Beth Clemons – I absolutely believe in giving our show horses the opportunity to be horses. I think it’s mentally invaluable and physically important if you want a show horse to last a long time. The obvious con is that they can get hurt. I’ve had it happen, and it’s awful, but they can also get hurt in the stall or in almost any scenario. If you’ve been in horses long enough, you know that. I try to turn mine out as much as possible. I think the more opportunity they have to be in turnout, the less likely they will run and play so hard they hurt themselves. There are always exceptions. If one is healing from an injury, I try to find other means of mental stimulation to keep it happy until it can return to the turnout pen.

Blake Carney – I think it’s really important that horses go out, even high-end show horses. I tend to turn out for a couple of hours in smaller turnouts and always individually. It’s scary to sometimes see a horse running around crazy when they cost a lot of money, but I have found if you’re consistent, they do get over that and just enjoy some time out to themselves. I always use bell boots and sometimes tape their feet so their shoes stay on (or at least try) and if I have one that I think is going to be particularly rambunctious, I wrap their legs. I also like to use turnouts where I can see them as many of the older show horses don’t like to stay out too long and start to get frantic. I do always discuss a turnout plan with an owner as some really don’t want their horse out, but most are all about it.
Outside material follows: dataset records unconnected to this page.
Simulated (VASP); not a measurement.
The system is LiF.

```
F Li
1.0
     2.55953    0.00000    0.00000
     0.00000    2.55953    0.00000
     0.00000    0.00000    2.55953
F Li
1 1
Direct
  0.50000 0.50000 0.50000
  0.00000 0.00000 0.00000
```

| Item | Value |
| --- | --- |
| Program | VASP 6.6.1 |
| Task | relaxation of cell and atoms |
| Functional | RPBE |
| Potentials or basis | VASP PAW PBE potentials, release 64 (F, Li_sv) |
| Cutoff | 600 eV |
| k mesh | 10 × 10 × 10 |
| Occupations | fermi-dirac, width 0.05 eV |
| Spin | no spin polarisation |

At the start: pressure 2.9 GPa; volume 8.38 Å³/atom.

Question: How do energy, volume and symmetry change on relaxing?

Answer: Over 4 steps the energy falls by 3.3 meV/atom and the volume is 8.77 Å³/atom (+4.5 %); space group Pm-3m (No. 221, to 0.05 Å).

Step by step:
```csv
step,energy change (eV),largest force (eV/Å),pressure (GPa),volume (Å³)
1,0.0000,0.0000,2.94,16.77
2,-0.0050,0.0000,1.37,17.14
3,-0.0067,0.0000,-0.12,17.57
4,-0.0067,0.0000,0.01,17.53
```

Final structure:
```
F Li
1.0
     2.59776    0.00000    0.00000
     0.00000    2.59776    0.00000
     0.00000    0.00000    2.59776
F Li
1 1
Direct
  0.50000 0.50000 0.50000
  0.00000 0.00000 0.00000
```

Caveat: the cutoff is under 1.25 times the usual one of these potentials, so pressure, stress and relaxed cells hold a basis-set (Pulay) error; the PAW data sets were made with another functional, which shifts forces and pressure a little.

Kellie Hinely – I turn almost all of my horses out at least once a week. My turnout pens are big enough for a horse to buck and play, but not so big that they can really run. I think it’s good for them to have a mental break and be in the sun. I make sure they have the appropriate wraps and bell boots. If I have a horse with a soundness issue, and I know it will rip around, then I refrain from turnouts.

Chelsea Carlson – Depending on the horse, we do a lot of turnout. And likely surprising to others, I sometimes turn our show horses out with others as well (depending on if they have hind shoes or not and the owner is okay with it). Especially with the younger horses, I believe it is crucial for them to get their play out and also learn respect from others. With the older horses, it is so healthy for them to move around more and get time out of their stall. Most of the time, they don’t need as many days under saddle to an extent. Horses I am less likely to turn out are often ones that lose their brain and put themselves in situations to get hurt. For those types, I try to do turnout after already working them that day so they are less likely to be as wild. If you have a safe space for them, I think it helps keep their minds fresh and happier to work. We as people need work/life balance, why shouldn’t our equine partners get the same treatment?